Eric Pankey, who received his MFA from the Iowa Writers Workshop in 1983, is the author of many collections of poems: For the New Year (Atheneum 1984), which was selected as the winner of the Walt Whitman Award by Mark Strand, Heartwood (Atheneum 1988), which was reissued by Orchises Press in 1998,  Apocrypha (Alfred A. Knopf 1991), The Late Romances (Alfred A. Knopf 1997), Cenotaph (Alfred A. Knopf 2000), Oracle Figures (Ausable Press 2003), Reliquaries (Ausable Press 2005), The Pear as One Example: New and Selected Poems (Ausable Press 2008), Trace (Milkweed Editions 2013), Dismantling the Angel (Free Verse Editions 2013), which won the New Measures Prize, Crow-Work (Milkweed Editions 2015), Augury (Milkweed Editions 2017), Owl of Minerva (Milkweed Editions 2019), Alias: Prose Poems (Free Verse Editions 2020), Not Yet Transfigured (Orison Books 2021), The History of the Siege (Codhill Press 2024).  A collection of essays, Vestiges: Notes, Responses, & Essays 1988-2018  appeared from Parlor Press in 2019.
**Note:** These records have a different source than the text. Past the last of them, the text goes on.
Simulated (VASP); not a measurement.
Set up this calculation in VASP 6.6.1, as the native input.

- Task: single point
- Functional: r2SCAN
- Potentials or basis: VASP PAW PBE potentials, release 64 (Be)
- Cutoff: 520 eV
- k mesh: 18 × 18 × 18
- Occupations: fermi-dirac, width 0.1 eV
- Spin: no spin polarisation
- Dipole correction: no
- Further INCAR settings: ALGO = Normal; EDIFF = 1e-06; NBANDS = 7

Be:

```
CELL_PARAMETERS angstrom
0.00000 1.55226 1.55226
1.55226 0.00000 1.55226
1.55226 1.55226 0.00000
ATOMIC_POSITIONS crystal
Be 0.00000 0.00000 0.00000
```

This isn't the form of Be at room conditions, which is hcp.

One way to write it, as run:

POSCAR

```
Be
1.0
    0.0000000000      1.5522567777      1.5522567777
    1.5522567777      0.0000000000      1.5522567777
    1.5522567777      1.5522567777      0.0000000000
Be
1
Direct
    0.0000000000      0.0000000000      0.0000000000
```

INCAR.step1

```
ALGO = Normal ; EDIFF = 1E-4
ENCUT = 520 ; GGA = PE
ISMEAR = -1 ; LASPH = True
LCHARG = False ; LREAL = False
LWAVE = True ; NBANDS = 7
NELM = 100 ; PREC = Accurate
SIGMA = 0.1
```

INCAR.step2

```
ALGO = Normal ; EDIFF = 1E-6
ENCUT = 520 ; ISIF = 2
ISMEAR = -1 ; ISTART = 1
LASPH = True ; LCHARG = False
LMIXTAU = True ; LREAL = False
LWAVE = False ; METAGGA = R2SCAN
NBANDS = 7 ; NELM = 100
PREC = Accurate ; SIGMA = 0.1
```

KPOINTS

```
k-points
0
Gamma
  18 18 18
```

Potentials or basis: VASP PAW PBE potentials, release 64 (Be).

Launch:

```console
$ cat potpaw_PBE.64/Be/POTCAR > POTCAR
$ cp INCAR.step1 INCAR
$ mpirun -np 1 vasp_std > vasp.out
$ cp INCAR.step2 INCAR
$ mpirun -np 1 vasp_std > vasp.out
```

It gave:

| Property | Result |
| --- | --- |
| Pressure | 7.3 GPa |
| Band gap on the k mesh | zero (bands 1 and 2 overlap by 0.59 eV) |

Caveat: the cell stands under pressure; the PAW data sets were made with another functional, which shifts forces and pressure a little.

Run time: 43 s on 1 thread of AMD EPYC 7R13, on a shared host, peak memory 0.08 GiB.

His poetry, essays, and reviews have appeared widely in such journals as The Iowa Review, The Harvard Review, The Kenyon Review,The New Yorker, The New Republic, The New Yorker, and The Yale Review. His work has been supported by fellowships from John Simon Guggenheim Foundation, The National Endowment for the Arts, the Ingram Merrill Foundation, and the Brown Foundation. 

Pankey is as well a visual artist.  He began showing his work in national juried group shows in 2008. His work has appeared in shows at the Clara M. Eagle Gallery at Murray State Kentucky University, The Beauchamp's Gallery in Topeka, Kansas, The Arkell Museum in Cobleskills, New York, The Northwest Cultural Council in Barrington, Illinois, The Bowling Green State University Fine Arts Center in Ohio, the 123 Gallery at George Mason University, The Mitchell Gallery at St. John's College in Annapolis, Maryland, and the Olly Olly Art Space in Fairfax, Virginia.

 
He teaches poetry workshops and courses on modern and contemporary poetry. He is Professor of English and the Heritage Chair in Writing at George Mason University.  He lives with his wife, the poet Jennifer Atkinson, in Fairfax, Virginia.